The publication of the Halifax Key Worker Housing review is another indicator of the shift in the housing market over the last five years.

Due to the low base rate environment, we’ve reported significant improvements in affordability for first time buyers and homeowners alike. We measure whether a town is affordable for key workers by looking at the ratio of the average house price to local average earnings of key workers. Housing is deemed affordable under 4.0, where 4.0 and above is unaffordable.

Previously, key workers, specifically nurses, teachers, police officers, fire fighters and paramedics, may have had access to specific Government housing schemes. That is no longer the case, but looking at the changes in their salaries and house prices over the last ten years serves as a good indicator of housing affordability in the rest of the market too. The measure we review is not foolproof indeed, given that it is based on a single income, it is in fact conservative – but again provides a sense of how the market has changed for people in professions such as these.

This latest survey shows that two in five towns (41%) are affordable for the key workers in today’s market. By comparison, in September 2007, homes in just 12 UK towns (3%) of UK towns were affordable for key public sector workers, demonstrating the impact of falling house prices over this period. Since that 2007 peak, the dip in house prices combined with a growth in earnings means that housing affordability has improved significantly, though has slowed in the last twelve months.

As with all housing statistics though, there are different stories across the country. The areas that have seen the biggest improvement has been in northern England, in Wales and in Scotland. The picture has not changed that dramatically in London and the South East, where affordability issues remain.

For instance, there are no areas of London that are affordable for average key workers, and Clacton on Sea (Essex) and Gosport (Hampshire) are the only two affordable towns in the South East. That said, in 2007 – not a single town in London or the South East was classed affordable for key workers – which demonstrates a move in the right direction. The affordability ratio in some areas of London shows a dramatic story – compared to the 4.0 affordability ‘benchmark’ – Kensington and Chelsea is the most unaffordable area at 18.4.

At the other end of the scale, Wales is the most affordable region in the UK for key workers, with an average house price to key worker earnings ratio of 3.6 in 2012. The North (3.7), Yorkshire and the Humber (3.8) and the North West (3.8) follow closely behind. By comparison, in 2007, no region had a house price to earnings ratio below 5.0.

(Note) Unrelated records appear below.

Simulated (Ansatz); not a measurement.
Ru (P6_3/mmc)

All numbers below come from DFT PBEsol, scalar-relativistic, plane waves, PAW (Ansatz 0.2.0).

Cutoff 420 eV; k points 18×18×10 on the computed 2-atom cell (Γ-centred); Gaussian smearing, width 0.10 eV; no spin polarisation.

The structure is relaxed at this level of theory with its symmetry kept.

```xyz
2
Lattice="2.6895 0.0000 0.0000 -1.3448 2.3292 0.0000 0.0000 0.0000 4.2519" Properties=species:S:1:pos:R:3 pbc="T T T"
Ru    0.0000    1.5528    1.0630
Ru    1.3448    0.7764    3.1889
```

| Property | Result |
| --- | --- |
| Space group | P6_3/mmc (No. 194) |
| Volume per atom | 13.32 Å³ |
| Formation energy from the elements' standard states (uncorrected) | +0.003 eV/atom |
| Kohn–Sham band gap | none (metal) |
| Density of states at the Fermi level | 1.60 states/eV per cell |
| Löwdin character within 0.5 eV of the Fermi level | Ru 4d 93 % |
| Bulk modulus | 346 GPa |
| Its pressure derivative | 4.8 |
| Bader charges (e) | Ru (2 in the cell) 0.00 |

However, although the survey shows the change in affordability since 2007 – there is a different regional picture that we must look at beyond the headline figure. For example, on balance there was an increase in key worker affordability last year, but as 32 towns became more affordable, 15 became less affordable.

Key workers may face challenges in getting on or moving up the ladder, but first time buyers and homebuyers across the entire market face the same hurdles. Saving the deposit, meeting criteria, managing payments is not necessarily easier for those in any job. Indeed, those groups of public sector workers simply represent the course that many might take.

So to the question – does this positive news mean the market is getting back on its feet? We’ve maintained that it will be a slow recovery for the housing market – and we cannot look at measures such as this in isolation. Whilst some suggest rising house prices will demonstrate a restored market that will, in turn, put pressure on affordability.

The slow down in change over the last 12 months demonstrates that recovery is continuing at a very measured pace – but for now, an increase in affordability for any group in the market is a positive sign indeed.